13 September 2015

Secular Stagnation: The Dismal Fate of the Global Economy?

September 11, 2015

Larry Summers has suggested that the U.S. economy is mired in a permanently lower trajectory of growth called “secular stagnation.” This assertion is not without merit, and there have been loud expressions of both agreement and disagreement. Using his newly acquired ability to blog, Former Federal Reserve chair Ben Bernanke came out staunchly against the notion, but the U.S. economy itself has produced little evidence to counter Summers’ theory as of late. The debate rages on.

For Bernanke, Summers’ argument fails by ignoring the international aspects of U.S. economic growth. But the deterioration in China and emerging world economies may begin to reduce the overall forcefulness of this objection. Bernanke may have been correct to critique Summers’ lack of international perspective. However, secular stagnation may be much more than a U.S. phenomenon. The entire global economy appears to be slipping into a much slower growth mode.


China has driven the global economy forward for the past fifteen years, and though the official data is erroneous and private estimates vary widely, China’s growth is beginning to slow. This leaves the world to search for other drivers of growth. And there may not be any.

This should be of particular concern to those expecting any sort of acceleration. Few know the true health of the Chinese economy, but there is no doubt that a slowdown in the astounding growth rate of the world’s second-largest economy will have a huge impact.

Using figures from the IMF that adjust for purchasing power, the Chinese economy should contribute growth of at least $1 trillion to the global economy for the foreseeable future, and this translates into a sizable portion of global growth.

The emerging world, a recent source of economic strength, will struggle to pick up the slack of a Chinese slowdown. The emerging world’s quick snap-back from the Great Recession may have more to do with its commodity endowments and developed market monetary policy than anything else. Partly, this is due to its reliance on exports of commodities to China. It simply has no institutions or governance to properly cope with even a moderate deceleration of Chinese commodity consumption.

Commodities, primarily oil, have played a significant role in the U.S. economic recovery as well, stimulating capital spending and employment. This will probably prove to be a moderate bubble driven by Fed policies that maintained low interest rates, a weak dollar and high oil prices. This temporary surge in employment likely masked an even weaker underlying recovery.

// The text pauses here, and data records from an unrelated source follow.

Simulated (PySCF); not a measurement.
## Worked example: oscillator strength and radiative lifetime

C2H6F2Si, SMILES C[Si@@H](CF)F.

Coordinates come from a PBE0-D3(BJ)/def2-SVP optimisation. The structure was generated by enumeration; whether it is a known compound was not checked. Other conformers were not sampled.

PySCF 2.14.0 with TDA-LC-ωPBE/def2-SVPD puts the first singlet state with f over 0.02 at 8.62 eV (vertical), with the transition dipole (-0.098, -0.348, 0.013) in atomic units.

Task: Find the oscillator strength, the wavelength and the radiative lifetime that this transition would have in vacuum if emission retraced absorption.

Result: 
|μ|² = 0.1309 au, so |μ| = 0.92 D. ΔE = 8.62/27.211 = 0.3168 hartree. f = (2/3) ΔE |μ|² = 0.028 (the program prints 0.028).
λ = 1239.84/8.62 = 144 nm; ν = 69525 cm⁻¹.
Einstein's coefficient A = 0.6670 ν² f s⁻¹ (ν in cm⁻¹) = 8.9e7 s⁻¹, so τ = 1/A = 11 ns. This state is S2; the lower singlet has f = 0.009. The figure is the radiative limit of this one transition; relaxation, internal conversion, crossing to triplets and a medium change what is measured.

U.S. potential growth has declined below 2 percent, meaning that even the current lackluster U.S. economic performance, a combination of slower population growth and productivity (whether it is incorrectly measured or not) may be above its longer-term potential.

Meanwhile, the rest of the developed world fits neatly into Summers’ notion of secular stagnation. Europe is sitting at the lower bound with a significant, and possibly expanding, QE program to spur growth and inflation. Neither has made a showing yet. Japan has been approaching monetary policy the same way for the better part of the twenty-first century. Both economies have disappointed, and their potential growth is probably far lower than economists would like to admit.

Elsewhere, economic growth should come more easily to India than to China (and the rest of the world), but India’s democracy is incapable of mustering the scale of development China’s could. Its growth will be at a far-more-measured pace, and it is unlikely to have the same type of surge that China did.

The possibility of a permanent lower potential growth for the United States, Europe and Japan is neither controversial nor surprising. But China’s troubles came as a shock. The architects of an incredible economic rise unparalleled in economic history, the Politburo and the People’s Bank of China now have some battle scars from their recent handling of the liberalization of the yuan and the precipitous fall in stocks.

And confidence in the ability of the Chinese government to pivot their economy from labor-intensive manufacturing to higher-value-added activities and consumption is eroding. China has built its capacity to produce steel and concrete, but confidence that it has created the capacity for knowledge-based industries is plummeting. Suddenly, there is less confidence that the growth will materialize.

Wholesale economic collapse does not appear to be on the horizon. But the four major economic powers—United States, Japan, the EU and China—may be sliding into secular stagnation. With potential catalysts—such as the Trans-Pacific Partnership and Trans-Atlantic Trade and Investment Partnership—looking ever less likely, the chances for the West to escape a prolonged period of slow growth (or worse) are fading.

China has many levers to pull economically, and stagnation and lower potential growth are relative. But the global hunt for economic growth by central banks will be a persistent source of volatility in financial markets. Without the ability to jump start their economies using traditional monetary policies, central banks will use unconventional policies more often in attempts to remain competitive globally and search for increasingly elusive growth spurts. Larry Summers may have been more correct than he knew.